Sri Bhagavathi Textiles Ltd. Vs. M/s Lakshmi Textile Brokers & Ors.
Suit for Recovery of money – Decree by trial court against Respondents described in the suit as partnership firm – Appeal – Contention by respondents that they did not constitute partnership – High Court remitting the matter to trial court holding that the relief had been directed against wrong parties . Held High Court need not have remitted the case to Trial Court but should have proceeded with the hearing of the appeal to find out if the Respondents who were liable to pay any money to the appellants – High Court accordingly directed to hear the matter.
Held –
1. The appellant had filed a suit for recovery of money against the respondents. Respondent No. 1 was described by the appellant as a partnership firm of which respondent Nos. 2 and 3 were partners. Incidentally, respondent No. 2 is the father of respondent No. 3.

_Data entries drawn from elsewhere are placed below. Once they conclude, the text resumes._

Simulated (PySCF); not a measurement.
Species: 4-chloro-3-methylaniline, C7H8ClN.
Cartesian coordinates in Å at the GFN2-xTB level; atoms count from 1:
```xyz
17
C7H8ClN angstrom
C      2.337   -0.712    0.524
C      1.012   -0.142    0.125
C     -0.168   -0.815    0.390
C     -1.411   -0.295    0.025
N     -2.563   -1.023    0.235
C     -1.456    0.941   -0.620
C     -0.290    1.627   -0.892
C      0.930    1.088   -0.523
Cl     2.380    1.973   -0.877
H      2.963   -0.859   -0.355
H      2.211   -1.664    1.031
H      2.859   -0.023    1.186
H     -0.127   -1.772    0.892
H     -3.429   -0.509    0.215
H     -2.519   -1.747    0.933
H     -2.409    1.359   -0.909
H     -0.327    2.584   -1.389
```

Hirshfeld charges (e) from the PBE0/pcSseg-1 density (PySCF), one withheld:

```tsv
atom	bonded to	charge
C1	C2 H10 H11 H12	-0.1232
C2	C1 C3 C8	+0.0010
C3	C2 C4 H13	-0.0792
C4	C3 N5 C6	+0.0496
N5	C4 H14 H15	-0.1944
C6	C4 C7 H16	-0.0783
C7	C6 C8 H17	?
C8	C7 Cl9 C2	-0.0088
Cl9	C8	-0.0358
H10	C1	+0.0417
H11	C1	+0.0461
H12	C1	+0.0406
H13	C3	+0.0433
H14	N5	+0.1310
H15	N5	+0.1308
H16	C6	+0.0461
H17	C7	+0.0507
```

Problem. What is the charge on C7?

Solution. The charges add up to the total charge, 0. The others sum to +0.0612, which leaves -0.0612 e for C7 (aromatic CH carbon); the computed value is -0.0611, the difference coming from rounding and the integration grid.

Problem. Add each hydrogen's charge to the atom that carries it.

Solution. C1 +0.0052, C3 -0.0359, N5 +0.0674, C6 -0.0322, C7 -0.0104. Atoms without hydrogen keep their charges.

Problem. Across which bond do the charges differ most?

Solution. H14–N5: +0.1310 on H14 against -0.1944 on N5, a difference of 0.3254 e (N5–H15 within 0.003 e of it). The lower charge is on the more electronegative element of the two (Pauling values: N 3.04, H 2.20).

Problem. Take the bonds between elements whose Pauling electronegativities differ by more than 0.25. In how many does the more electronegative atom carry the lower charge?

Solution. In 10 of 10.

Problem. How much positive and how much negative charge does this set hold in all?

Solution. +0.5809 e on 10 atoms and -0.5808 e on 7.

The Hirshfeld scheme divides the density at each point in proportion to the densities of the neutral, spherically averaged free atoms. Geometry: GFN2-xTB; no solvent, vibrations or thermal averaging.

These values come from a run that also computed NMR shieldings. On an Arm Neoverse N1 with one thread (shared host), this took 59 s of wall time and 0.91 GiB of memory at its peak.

2. The trial court decreed the suit for a sum of Rs. 1,03,061.22 plus interest thereon at the rate of 18 per cent per annum from 30th September, 1975 till the date of the decree and thereafter interest was to be at the rate of 12 per cent per annum till the date of realisation and proportionate costs.
3. The respondents had filed an appeal before the High Court. One of the contentions which was raised was that respondent No. 1 was not a partnership firm. The High Court by the Judgment under appeal came to the conclusion that respondent No. 1 was a trade name of the business which was being carried on by respondent No. 2. It then held that as the relief had been directed against wrong parties, the appellant herein should amend the suit. The appeal of the respondents was allowed and the case was remitted to the trial court for fresh disposal according to law.
4. We fail to understand the course adopted by the High Court. Even if respondent No. 1 was not a partnership firm but was a business owned by respondent No. 2, there was no reason why the High Court could not have proceeded with the hearing of the appeal in order to find out whether respondent No. 2 was liable to pay any money to the appellant herein. It was not the case of the defendants in the suit that any one other than respondent Nos. 2 and 3 had any interest in respondent No. 1. If respondent No. 1 was a duly constituted partnership firm., as was the case of the appellant herein, then respondent Nos 2 and 3 were stated to be its partners. Assuming the appellant was wrong, the case of the defendants themselves was that it is respondent No. 2. How was the sole proprietor of respondent No. 1. Even if this be the case, respondent No. 2 was a defendant in the suit which had been filed by the appellant and if the appellant had succeeded as it did before the trial court, a decree was liable to be passed against defendant No. 2. To put it differently, if the appellant had made out his case on merits, then defendant No. 2 was liable whether as a partner or as a sole proprietor of defendant No. 1. There was, therefore, no need for the High Court to set aside the trial court’s judgment and remit the case. The High Court, therefore, fell in error.
5. The High Court did not consider other contentions which were raised by the respondents herein. We, therefore, allow this appeal, set aside the judgment of the High Court and direct it to hear the appeal being A.S. No. 711/81 along with cross objections de novo. It will be open to the appellant herein to contend that apart from respondent No. 2, the other respondent, namely, respondents No. 3 is also liable.
6. Parties shall bear their own costs.